T O P I C R E V I E W
Member # 39174
posted 12-16-2009 07:39 AM
What were you formally taught about rape, and where did you learn it? Who have you spoken to about rape? Did your parents ever talk to you about rape? Was the topic part of any formal sex education you got in school? Have you ever attended or instructed a seminar on rape? Was it compulsory or voluntary? Men: Have you ever participated in a spontaneous conversation among men about rape? Do you know male survivors? Do you know men who have admitted to sexual assault and/or harassment? Rape culture drums into women that they are responsible for men's behaviour: girls don't wear this, don't wear your hair like that, don't walk alone, don't walk at night, etc. All these things which fundermentally hold women responsible if they are sexually assaulted or experience violence. 'No means no' shouldn't mean "women speak up if you're uncomfortable", it should mean "just don't that! it's unacceptable". In my eyes, unless hundreds of women daily are recklessly irresponsible, the only similarity their share is having the misfortune of being in the same place as a rapist.
Member # 3
posted 12-16-2009 05:22 PM
(Just FYI, I see this, but given my generational differences, I'm staying moot for now b/c my guess is my experiences may be radically different than most of our users have been.

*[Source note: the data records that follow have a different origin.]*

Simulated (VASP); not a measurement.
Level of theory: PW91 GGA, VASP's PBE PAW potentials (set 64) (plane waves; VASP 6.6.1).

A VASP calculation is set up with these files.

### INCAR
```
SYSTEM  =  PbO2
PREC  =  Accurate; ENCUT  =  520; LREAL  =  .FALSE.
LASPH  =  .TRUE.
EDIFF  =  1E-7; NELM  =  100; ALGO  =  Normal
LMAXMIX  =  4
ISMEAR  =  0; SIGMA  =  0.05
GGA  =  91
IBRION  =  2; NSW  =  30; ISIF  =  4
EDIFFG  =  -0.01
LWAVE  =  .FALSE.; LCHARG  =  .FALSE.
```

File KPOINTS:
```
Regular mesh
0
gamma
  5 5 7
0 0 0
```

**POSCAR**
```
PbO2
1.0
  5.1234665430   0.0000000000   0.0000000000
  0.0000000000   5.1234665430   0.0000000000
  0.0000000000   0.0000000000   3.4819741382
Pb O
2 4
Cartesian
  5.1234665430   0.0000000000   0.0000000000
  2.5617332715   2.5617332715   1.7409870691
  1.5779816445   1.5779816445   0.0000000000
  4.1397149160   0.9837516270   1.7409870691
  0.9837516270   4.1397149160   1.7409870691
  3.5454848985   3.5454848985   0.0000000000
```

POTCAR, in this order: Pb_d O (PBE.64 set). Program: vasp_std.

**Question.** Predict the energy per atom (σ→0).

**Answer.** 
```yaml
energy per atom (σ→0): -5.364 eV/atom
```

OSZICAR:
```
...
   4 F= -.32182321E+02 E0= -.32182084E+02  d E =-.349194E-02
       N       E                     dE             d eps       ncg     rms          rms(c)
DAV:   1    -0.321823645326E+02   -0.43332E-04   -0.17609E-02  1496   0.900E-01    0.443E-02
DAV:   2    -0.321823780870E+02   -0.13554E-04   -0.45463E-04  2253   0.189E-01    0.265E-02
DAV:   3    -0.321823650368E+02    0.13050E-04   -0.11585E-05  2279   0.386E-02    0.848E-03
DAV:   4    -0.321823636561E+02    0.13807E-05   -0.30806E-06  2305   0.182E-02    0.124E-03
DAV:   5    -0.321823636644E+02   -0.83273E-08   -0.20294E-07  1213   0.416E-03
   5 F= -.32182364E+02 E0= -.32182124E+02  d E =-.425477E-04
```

But if you want that input, too, just holler and I'm glad to give it.)
Member # 44381
posted 12-16-2009 05:44 PM
Thinking about this, I can't remember ever having any kind of information given in school about rape and sexual assault. I'm pretty sure we were given general advice along the lines of 'don't go into dark alleyways, always watch your drink so no-one can spike it' and so on, but nothing more. Mind you, at my school the non-traditional-subject education (sex education, information about how to deal with finances, info about drugs and so on) was pretty much non-existent.
I don't think my parents ever talked to me about it either, beyond those same 'how to be safe'-type messages, which, while good general advice, always focus on the idea of 'avoiding being raped', as if that were in your control. I'd really love it if in schools people were taught about bodily integrity and their right to be safe *without* all this emphasis on 'what you should do to avoid being raped'. An exploration of why we have such a rape culture would also probably make young people think about it a lot more. When I clicked through to this article http://www.scarleteen.com/blog/heather_corinna/2009/12/15/10_surefire_ways_to_prevent_sexual_assault even though I've read things like it before, it actually made me do a bit of a double-take that it was not focussing on 'how to avoid being raped'. It's just so unusual to see. Apart from on sites like this (and at feminist events/spaces), I have never seen or heard any discussion of rape which doesn't somewhere involve 'don't go down dark alleys. don't do this or that.' In non-feminist spaces, it always seems to come back to that.
Member # 39174
posted 12-16-2009 08:28 PM
Hi Heather, you're welcome to contribute:)
Treetops, from what i've read, your experiences are the norm. I told my gfs the other day about how i've been thinking about these topics and they were surprised at the realisation that yea, education about rapes holds women responsible and very little emphasis is placed on men and their actions. Also i agree this this here so hard: "I'd really love it if in schools people were taught about bodily integrity and their right to be safe *without* all this emphasis on 'what you should do to avoid being raped'. An exploration of why we have such a rape culture would also probably make young people think about it a lot more."
Member # 41699
posted 12-16-2009 08:28 PM
I agree with treetops, any kind of education we really seemed to get is the "how to avoid being raped" thing which is just... pretty dumb. I don't even remember them saying a word about rape or sexual assault in any formal lessons, despite other areas of sex ed being pretty freaking good and open-minded.
I think it would have a real impact if they started teaching about rape culture, the real details of what consent looks like, more than just the "no means no", in the school curriculum at the same time they started teaching other sex ed stuff. I think if they started doing that, next generations will begin to shake off the rape culture and maybe we'd start to see some real progress.